The Police Department spent $1,500 on veterinary costs last year, according to Andrade. The department paid $85,686 to the county’s animal control for disposal, euthanasia and other fees.
Animals over 35 pounds must be taken to Merced County Animal Control for disposal; under 35 pounds can be put in a dumpster.
The city took in $26,000 in revenue for animal licensing fees, he added.
Andrade said animal activist groups are quick to blame the Police Department, but none have stepped up to offer education about reducing the city’s stray animal population.
“They’re very quick to point the finger on what law enforcement should or shouldn’t do,” Andrade said. “I challenge them – if they want to do something about this problem, why aren’t they out there having numerous meetings with the public about how to care for their animals?”

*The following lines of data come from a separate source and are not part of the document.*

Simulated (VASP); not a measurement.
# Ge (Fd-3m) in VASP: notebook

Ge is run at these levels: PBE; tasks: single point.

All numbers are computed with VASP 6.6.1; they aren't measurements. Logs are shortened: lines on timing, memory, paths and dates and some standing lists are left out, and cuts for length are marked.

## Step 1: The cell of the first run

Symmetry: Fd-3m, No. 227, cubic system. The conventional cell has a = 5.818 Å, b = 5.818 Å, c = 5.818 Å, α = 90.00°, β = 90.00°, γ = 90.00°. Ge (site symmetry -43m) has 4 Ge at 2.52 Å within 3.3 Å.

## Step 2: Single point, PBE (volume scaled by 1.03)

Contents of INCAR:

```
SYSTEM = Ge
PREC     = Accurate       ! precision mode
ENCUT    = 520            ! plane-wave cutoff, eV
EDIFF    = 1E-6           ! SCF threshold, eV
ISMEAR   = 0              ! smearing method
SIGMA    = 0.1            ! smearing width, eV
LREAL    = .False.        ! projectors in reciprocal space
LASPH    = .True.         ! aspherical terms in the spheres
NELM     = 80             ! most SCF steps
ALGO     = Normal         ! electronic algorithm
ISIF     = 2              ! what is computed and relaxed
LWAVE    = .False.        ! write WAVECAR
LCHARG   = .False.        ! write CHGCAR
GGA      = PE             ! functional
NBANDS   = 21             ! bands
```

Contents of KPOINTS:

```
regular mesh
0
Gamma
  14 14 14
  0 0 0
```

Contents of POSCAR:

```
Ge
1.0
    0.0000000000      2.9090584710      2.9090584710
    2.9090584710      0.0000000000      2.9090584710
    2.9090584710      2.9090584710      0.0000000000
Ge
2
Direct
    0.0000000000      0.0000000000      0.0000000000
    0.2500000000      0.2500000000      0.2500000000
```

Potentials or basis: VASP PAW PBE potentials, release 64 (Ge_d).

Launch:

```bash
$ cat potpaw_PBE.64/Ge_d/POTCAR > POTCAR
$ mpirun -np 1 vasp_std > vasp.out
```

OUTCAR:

Emerson agreed the community needs to come together to deal with the problem, but said shooting injured animals isn’t a humane way to euthanize them. “It’s like holding a gun to someone else’s head. They feel exactly what we feel,” she said. “That must be so scary for a dog.”
Neighboring police departments in the county deal with injured animals in different ways.
Atwater police Lt. Sam Joseph said police officers there do not make decisions to euthanize injured animals.
“We don’t have the authorization to take a dog to the range and euthanize it ourselves by shooting,” Joseph said. “We call the on-call animal control and they take it to a vet to be put down.”
Livingston Police Chief Ruben Chavez said his officers have taken injured animals to the shooting range to be dispatched, but it only happens about once a year.
“Normally, we take them to vet and they will determine whether to euthanize,” Chavez said. “If it’s after hours and animal control is not around, then officers will do it themselves.”
Herzog and other Merced police officials said it goes back to responsible pet ownership.
“If we had more responsible owners keeping their dogs in, this wouldn’t be an issue,” she said. Stressing the importance of proper identification tags for dogs, Herzog said, “That’s why I always tell people: Put a collar on your dog. That is your dog’s trip to the vet.”